2008-02-25

Dear GUI File Browser makers

When i insert a usb camera in Debian Sarge, it pops up GUI window with the content (pictures and movies). This is very nice. But when i press the 'delete' key, i do expect the selected picture to be 'deleted' from the camera, not moved to the hidden .Trash-Paul directory (and thus still consuming valuable space on the camera).


8 comments:

Anonymous said...

I believe the more recent versions of ubuntu say when you unmount it "do you want to remove the trash folder" but I have seen similar things with USB sticks before, indeed very annoying, since at first you don't understand why it still shows full when you just deleted everything :)

Dag Wieers said...

To me that seems normal behaviour. Others would otherwise complain that an accidental removal of files does not allow you to recover. That is why it is called "Move to Trash" and not "Delete". Although I have to say, the Delete-key is a bad choice ;-)

There is a shortcut (press shift-delete) for permanently removing files, a seperate file-action for permanent removal (called Delete) as well as the ability to always permanently remove files when pressing the Delete key.

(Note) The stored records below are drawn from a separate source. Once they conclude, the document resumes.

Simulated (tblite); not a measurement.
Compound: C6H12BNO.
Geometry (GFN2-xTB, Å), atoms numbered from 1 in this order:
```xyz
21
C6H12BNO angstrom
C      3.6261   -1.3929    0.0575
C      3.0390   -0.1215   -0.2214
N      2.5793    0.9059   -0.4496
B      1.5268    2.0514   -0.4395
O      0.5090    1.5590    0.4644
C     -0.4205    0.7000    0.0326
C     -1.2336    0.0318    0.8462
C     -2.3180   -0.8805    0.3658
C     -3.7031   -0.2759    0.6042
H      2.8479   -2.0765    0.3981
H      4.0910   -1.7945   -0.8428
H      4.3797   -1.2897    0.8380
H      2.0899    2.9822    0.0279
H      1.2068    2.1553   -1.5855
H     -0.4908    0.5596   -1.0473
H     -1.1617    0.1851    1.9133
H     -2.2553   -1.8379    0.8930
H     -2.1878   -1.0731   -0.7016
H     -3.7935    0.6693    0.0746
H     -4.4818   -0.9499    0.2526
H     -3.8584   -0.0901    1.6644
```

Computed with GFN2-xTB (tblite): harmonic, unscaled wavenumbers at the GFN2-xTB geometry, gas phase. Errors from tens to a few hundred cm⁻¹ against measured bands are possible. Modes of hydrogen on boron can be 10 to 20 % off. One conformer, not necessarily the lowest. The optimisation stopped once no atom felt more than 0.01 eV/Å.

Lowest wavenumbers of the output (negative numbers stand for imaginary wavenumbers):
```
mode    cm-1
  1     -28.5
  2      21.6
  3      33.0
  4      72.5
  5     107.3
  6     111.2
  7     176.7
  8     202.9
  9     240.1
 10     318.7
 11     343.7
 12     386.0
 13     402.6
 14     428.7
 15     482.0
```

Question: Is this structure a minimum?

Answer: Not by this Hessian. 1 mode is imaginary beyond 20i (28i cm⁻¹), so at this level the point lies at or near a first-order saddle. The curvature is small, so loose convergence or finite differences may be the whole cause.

In my opinion, the behaviour should not be different depending on the device because that would be even more confusing for normal users.

You cannot expect a computer to do what *you* want, the behaviour should be deterministic without prior knowledge. The question then would be: What would be the best default for all users ? (and not: What would be the best default for Paul ? ;-)).

Paul Cobbaut said...

grmbl shift-delete...i knew that one. Good point.

Still, i don't like the concept of creating a unix directory .Trash-paul on a digital camera. The device has no use for this unless attached to a unix.

And i think users will be confused when they cannot take pictures with an empty digital camera.

But i can see the need for 'undelete' with end users...and moving it to ~/.Trash-paul would also be confusing.

Dag Wieers said...

When I wrote my earlier post, I had time-constraints, but I just looked up how you could have a temporary delete in Gconf (Configuration Editor).

/apps/nautilus/preferences/enable_delete

This will do (as Gconf calls it) an immediate and in-place delete.

When searching gconf keys, I also found the option from gthumb to do a delete after copy, so if you were using gthumb (and I would expect any other tool) you could actually ask for the removal. Picasa does that as well, if enabled.

I guess, you are not the typical user, Paul :-)

Anonymous said...

Well actually I find still that it should move it to the general trash on my HDD in stead of creating a trash folder on the device (windows does it like this, no?)

Paul Cobbaut said...

Moving it to the hdd means 'end users' need to connect the device to the same computer to perform an undelete...and it can be slow over usb...so imho that is not a better solution.

Paul Cobbaut said...

Seems i'm not the only one with this idea:
http://brainstorm.ubuntu.com/idea/58/

paul

Anonymous said...

I just want a simple way to turn delete into what it should be, a delete key. Not shift delete.